If you didn't see the above segment from Wednesday's Rachel Maddow Show, and if you haven't already watched the clip, I can't imagine a better way to spend the next 10:40.

* We see highlights of some of the eight bankster CEOs hauled before the day's House Financial Services Committee hearings that day (which Howie wrote about Thursday, with a clip of Florida Rep. Alan Grayson's grilling of CitiGroup's Vikram Pandit) faked humility and contrition, including the memorable exchange when chairman Frank asked one of the bozos which part of his job he wouldn't do if he didn't get a bonus.

* We get a pointed and impassioned piece from Rachel on "The Power of Populism." Just yesterday Howie wrote about the encouraging emergence of the new House Populist Caucus, and Rachel suggests its the surging tide of populism, which crosses many politico-ideological boundaries (though not, apparently, the moat surrounding the armed fortress in which Today's Republican Party, whose battle cry is "All No, All the Time," is holed up), that accounts for the pleasure so many of us are taking in seeing the evil banksters humbled.

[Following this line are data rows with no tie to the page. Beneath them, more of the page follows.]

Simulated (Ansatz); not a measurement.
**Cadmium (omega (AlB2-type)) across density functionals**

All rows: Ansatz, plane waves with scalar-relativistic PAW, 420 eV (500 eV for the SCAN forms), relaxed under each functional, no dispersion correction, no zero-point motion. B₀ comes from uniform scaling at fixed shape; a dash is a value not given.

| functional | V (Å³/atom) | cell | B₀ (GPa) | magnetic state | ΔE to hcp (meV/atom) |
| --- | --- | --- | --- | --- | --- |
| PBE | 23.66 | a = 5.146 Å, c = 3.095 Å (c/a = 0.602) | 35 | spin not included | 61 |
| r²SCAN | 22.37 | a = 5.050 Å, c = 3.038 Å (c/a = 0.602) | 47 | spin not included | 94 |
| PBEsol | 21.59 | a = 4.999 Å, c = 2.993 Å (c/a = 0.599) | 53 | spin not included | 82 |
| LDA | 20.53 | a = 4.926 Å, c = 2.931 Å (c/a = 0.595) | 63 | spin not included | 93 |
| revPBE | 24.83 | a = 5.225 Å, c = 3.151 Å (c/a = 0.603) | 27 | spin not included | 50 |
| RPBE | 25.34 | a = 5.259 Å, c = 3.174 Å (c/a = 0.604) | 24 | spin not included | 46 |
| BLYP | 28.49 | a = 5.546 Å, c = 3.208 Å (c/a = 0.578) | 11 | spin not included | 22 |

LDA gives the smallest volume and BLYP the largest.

* And we get a live interview with chariman Frank, in which he answers Rachel's question as to whether we'd be better off if the people who ran the major banks during the housing bubble had been "better people" by suggesting we'd be better off if they'd been "better bankers." It seems clear that chairman Frank, one of the House-Senate conferees on the economic stimulus bill, had a lot to do with the inclusion in the conference version since passed by both houses to put some sort of meaningful limits on the compensation of the top executives of the federally bailed-out banksters. [But note: See the clarification in the UPDATE below.]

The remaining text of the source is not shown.